There’s one other major concern about Aspinall. He has never gone to a decision in his career. Hell, he’s never even entered the third round. When the fight leaves the first round, Aspinall is 1-2. Volkov has been able to go five rounds and remain effective. It’s hard to believe Aspinall will be able to squeeze out a victory should the fight go beyond the second round. Volkov isn’t a power puncher by heavyweight standards, but his weight gain coincided with him securing a pair of TKO stoppages that weren’t the result of exhaustion on the part of his opponent. Aspinall has the higher upside and will probably have the grander legacy down the road, but there are still too many questions about what he can do when he gets in a sticky situation. I’m going with the Russian. Volkov via TKO of RD4
Arnold Allen vs. Dan Hooker, Featherweight
There is one big fulcrum for this fight that needs to be addressed right off the bat: how does Hooker look cutting to 145? Yes, he used to fight at featherweight back in the day, never missing weight for one of his contests. But there’s a reason Hooker didn’t break out until he moved up to 155. Hooker was bigger than most of his opponents even after moving up to lightweight. When he did fight at featherweight, he would slow down considerably after the first round. Now 32, it’s hard to believe it won’t be harder for Hooker to slim down to 145 over five years since he last did. Plus, it’s not like he’s giving himself a lot of time to acclimate his body to the cut, his last fight coming less than five months ago.

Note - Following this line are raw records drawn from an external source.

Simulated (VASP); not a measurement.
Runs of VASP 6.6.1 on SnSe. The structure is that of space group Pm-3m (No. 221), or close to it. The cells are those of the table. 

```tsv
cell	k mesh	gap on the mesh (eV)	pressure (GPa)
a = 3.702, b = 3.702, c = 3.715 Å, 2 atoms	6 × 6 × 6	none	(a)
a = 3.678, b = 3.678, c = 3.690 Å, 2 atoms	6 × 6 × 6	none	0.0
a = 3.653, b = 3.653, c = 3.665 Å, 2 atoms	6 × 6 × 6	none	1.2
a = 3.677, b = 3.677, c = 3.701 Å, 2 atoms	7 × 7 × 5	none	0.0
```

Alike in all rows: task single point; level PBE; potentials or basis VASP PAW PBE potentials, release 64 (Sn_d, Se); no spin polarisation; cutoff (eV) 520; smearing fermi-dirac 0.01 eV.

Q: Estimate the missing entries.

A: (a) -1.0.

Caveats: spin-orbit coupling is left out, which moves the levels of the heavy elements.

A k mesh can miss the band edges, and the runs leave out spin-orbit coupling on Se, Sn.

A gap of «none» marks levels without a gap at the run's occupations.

If Hooker can make the cut effectively, there is no doubt he’s the better striker. His Muay Thai background shines through, whether it’s his knees and elbows in the clinch or his kicks from the outside. Hooker has an excellent sense of timing and no one can doubt his toughness. Unfortunately for Hooker, his willingness to take damage appears to be taking a toll on his durability. If the deterioration of his durability is a real thing, it’s hard to believe cutting the extra weight will help him.
Perhaps what Hooker thinks it’ll do for him is allow him to fight off takedowns better. No doubt that’ll be a concern with Allen. The 28-year-old Brit is considered by many to be the pound-for-pound strongest fighter at 145. He isn’t the most technical wrestler, but he makes up for it when he gets the fight to the ground. Not only is his BJJ more refined than his wrestling, but he’s a surprisingly nimble scrambler for someone of his strength. Even more impressive is Allen’s record is full of respectable wrestlers and grapplers and Allen hasn’t suffered a loss during his UFC run.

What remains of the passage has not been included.